Students to make N.U.S. carbon-neutral

Lanulau'ava Student Association has pledged to work with the National University of Samoa to make it the region’s first carbon-neutral tertiary institution.

L.S.A. President Grace Ah Young made the pledge during an interview with the Samoa Observer on Saturday on the eve of the global community marking Earth Hour on March 27.

She said the student-led association planned to mark the global event at the Apia Yacht Club at Mulinuu on Saturday evening and would switch off all non-essential electricity consumption from 8.30 to 9.30 pm.

Earth Hour provided an opportunity for people in Samoa to become more conscious of their impact on the environment and to make a stand against the impact of climate change, added Ms Ah Young.

"As Pacific people we are more vulnerable to climate change than developed countries," she told this newspaper.

"We are actually the first to experience climate change and we see it in our everyday lives."

According to Ms Ah Young, the association planned to participate in the global event for a while before they got an invitation from the Earth Hour Organisation to join the event.

And as part of the association’s wider contribution to the climate change debate, Ms Ah Young assured that they will work with Samoa’s university to move it towards becoming carbon-neutral.

"And if they do become a carbon neutral university they will be one of the first in the Pacific," she said.

The celebration of the Earth Hour will now become an annual event for the association to coincide with the global event.

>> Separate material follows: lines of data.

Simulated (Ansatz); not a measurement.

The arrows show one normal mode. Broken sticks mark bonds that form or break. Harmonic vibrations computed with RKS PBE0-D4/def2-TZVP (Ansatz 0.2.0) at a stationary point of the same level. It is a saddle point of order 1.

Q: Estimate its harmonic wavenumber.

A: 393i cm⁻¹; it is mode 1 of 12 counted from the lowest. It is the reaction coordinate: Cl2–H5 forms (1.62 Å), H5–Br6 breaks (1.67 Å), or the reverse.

Ms. Ah Young said that they are happy to be representing Samoa in the global event, while emphasising that climate change activists shouldn’t see themselves as being “too young or their voices too small” to participate.

"You do matter and every voice matters here. You have a story to tell and everybody has their own experiences that they can speak from and we believe that Lanulauava is a great platform for you to speak your experiences and for you to share them to the public," she added.